Forum: >>> Magnum BBS <<<

Up to 50K inserts per second... smokin'!

From DFS@21:1/5 to All on Wed Aug 25 14:07:11 2021

Copying 30M rows (across 15 tables) from SQLite into a MariaDB store

Original python DB-API code did single inserts, got 5.2K per second overall.

Found some bulk insert ideas on stack exchange, finessed an
implementation and got over 50K inserts per second on some data!

"TABLEONE: 1.50 secs to post 75545 rows (50353 per sec)"

With the new code the avg for all 30M rows across all tables was around
16K per sec.

Worked on the code for some hours to save 30-45 minutes in data loading
time... but 50K inserts/sec is pretty darn good for my 11-year-old
i5-750 8GB RAM system.

Raise a glass!

--- SoupGate-Win32 v1.05
* Origin: fsxNet Usenet Gateway (21:1/5)

From Jerry Stuckle@21:1/5 to DFS on Wed Aug 25 19:26:52 2021

On 8/25/2021 2:07 PM, DFS wrote:

Copying 30M rows (across 15 tables) from SQLite into a MariaDB store

Original python DB-API code did single inserts, got 5.2K per second
overall.

Found some bulk insert ideas on stack exchange, finessed an
implementation and got over 50K inserts per second on some data!

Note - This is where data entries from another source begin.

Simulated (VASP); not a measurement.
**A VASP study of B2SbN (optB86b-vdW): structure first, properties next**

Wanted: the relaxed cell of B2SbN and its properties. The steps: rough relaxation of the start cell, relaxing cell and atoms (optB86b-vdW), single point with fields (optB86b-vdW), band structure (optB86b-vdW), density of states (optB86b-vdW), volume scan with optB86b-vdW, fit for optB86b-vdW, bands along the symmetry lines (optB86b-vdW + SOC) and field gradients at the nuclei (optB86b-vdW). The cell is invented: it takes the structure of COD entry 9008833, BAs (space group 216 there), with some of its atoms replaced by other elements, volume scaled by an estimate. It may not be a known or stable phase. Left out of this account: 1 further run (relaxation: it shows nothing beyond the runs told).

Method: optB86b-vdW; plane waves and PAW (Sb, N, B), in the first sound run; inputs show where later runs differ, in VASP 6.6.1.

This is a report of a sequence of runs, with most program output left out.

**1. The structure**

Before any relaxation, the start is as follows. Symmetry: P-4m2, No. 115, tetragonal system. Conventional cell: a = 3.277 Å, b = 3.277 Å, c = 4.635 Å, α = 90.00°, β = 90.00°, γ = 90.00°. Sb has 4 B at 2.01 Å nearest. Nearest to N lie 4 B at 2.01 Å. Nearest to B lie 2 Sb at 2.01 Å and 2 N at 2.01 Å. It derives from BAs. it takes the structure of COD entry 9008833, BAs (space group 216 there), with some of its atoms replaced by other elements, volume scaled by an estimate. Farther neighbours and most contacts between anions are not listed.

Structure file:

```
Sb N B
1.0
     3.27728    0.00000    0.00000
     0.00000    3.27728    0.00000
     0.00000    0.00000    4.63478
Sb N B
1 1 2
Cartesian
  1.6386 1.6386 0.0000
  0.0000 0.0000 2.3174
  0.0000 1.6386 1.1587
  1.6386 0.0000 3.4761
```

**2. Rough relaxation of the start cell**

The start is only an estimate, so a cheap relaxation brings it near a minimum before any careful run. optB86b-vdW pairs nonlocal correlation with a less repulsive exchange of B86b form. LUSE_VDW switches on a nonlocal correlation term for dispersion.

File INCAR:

"TABLEONE: 1.50 secs to post 75545 rows (50353 per sec)"

With the new code the avg for all 30M rows across all tables was around
16K per sec.

Worked on the code for some hours to save 30-45 minutes in data loading time... but 50K inserts/sec is pretty darn good for my 11-year-old
i5-750 8GB RAM system.

Raise a glass!

Very understandable. Each INSERT must be parsed and executed by the
RDBMS. Parsing a text SQL statement and determining how to execute it is
very time consuming, much more than actually doing the SQL statement.

That's why enterprise-level databases like IBM's DB2 have a means to
preprocess static SQL statements and build access plans to do the work.
The resultant code doesn't actually submit the SQL statement but
instead calls a function which executes the pre-built access plan.

You're inserting multiple rows with one SQL statement does the same
thing Your SQL statement only needs to be parse once and the means of
INSERTing the data only determined once. From there on it's a simple
manner of repeating the same code.

And BTW - with so many rows you'd probably get even better response by
DROPping any indices before the INSERT and recreating them after the INSERT.

--
==================
Remove the "x" from my email address
Jerry Stuckle
jstucklex@attglobal.net
==================

--- SoupGate-Win32 v1.05
* Origin: fsxNet Usenet Gateway (21:1/5)

From Axel Schwenke@21:1/5 to Jerry Stuckle on Thu Aug 26 09:39:27 2021

On 26.08.2021 01:26, Jerry Stuckle wrote:

Very understandable. Each INSERT must be parsed and executed by the RDBMS. Parsing a text SQL statement and determining how to execute it is very time consuming, much more than actually doing the SQL statement.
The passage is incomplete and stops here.